In D&C 127-128, Joseph elaborates on concrete actions to imbue sealing authority with greater strength. In particular, he directs the Church to assign witnesses and keep records for each baptism. And he rephrases the the scriptural characterization of sealing authority in terms of those records, saying, “whatsoever you record on earth shall be recorded in heaven, and whatsoever you do not record on earth shall not be recorded in heaven.”
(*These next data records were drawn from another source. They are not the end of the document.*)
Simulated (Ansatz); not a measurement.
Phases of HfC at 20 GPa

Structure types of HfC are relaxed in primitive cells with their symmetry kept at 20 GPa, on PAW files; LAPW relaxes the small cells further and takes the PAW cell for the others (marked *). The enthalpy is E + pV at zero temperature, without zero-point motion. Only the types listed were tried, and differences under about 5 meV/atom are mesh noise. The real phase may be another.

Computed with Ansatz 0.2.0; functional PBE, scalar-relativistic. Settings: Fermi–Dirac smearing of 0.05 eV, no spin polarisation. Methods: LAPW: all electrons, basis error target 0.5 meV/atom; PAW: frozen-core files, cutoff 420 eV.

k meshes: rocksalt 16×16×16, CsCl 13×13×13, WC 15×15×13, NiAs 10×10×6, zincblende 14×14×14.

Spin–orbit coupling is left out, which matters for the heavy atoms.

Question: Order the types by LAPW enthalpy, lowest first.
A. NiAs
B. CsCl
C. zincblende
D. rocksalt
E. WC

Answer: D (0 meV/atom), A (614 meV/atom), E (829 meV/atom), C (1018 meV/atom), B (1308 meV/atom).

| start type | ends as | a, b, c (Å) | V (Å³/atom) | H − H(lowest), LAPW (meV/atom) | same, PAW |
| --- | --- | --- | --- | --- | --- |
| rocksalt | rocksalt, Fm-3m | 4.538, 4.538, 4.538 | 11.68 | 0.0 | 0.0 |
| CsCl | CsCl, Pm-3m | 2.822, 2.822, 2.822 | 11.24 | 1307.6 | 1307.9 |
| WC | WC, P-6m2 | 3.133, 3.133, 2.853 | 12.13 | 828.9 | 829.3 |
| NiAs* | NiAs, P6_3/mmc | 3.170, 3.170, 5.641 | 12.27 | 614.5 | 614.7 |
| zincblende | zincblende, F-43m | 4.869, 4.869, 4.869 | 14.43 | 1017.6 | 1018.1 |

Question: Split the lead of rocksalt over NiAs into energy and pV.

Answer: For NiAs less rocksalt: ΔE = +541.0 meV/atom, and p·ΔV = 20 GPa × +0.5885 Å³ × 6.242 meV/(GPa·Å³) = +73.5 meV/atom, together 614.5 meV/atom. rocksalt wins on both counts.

Note the decentralization of sealing authority. This is not God unilaterally sealing matters on Earth. This is Earth sealing matters in heaven, at least to the extent of whatever Earth “did in authority, in the name of the Lord, and did it truly and faithfully, and kept a proper and faithful record of the same.” Then, the scripture continues, “it became a law on earth and in heaven, and could not be annulled, according to the decrees of the great Jehovah.”

Some mistake decentralization for anarchy. This is not anarchy. The appeal to the authority of God (in this case using the name “Jehovah”) remains strong. As heaven cannot impose sealing unilaterally, neither can Earth.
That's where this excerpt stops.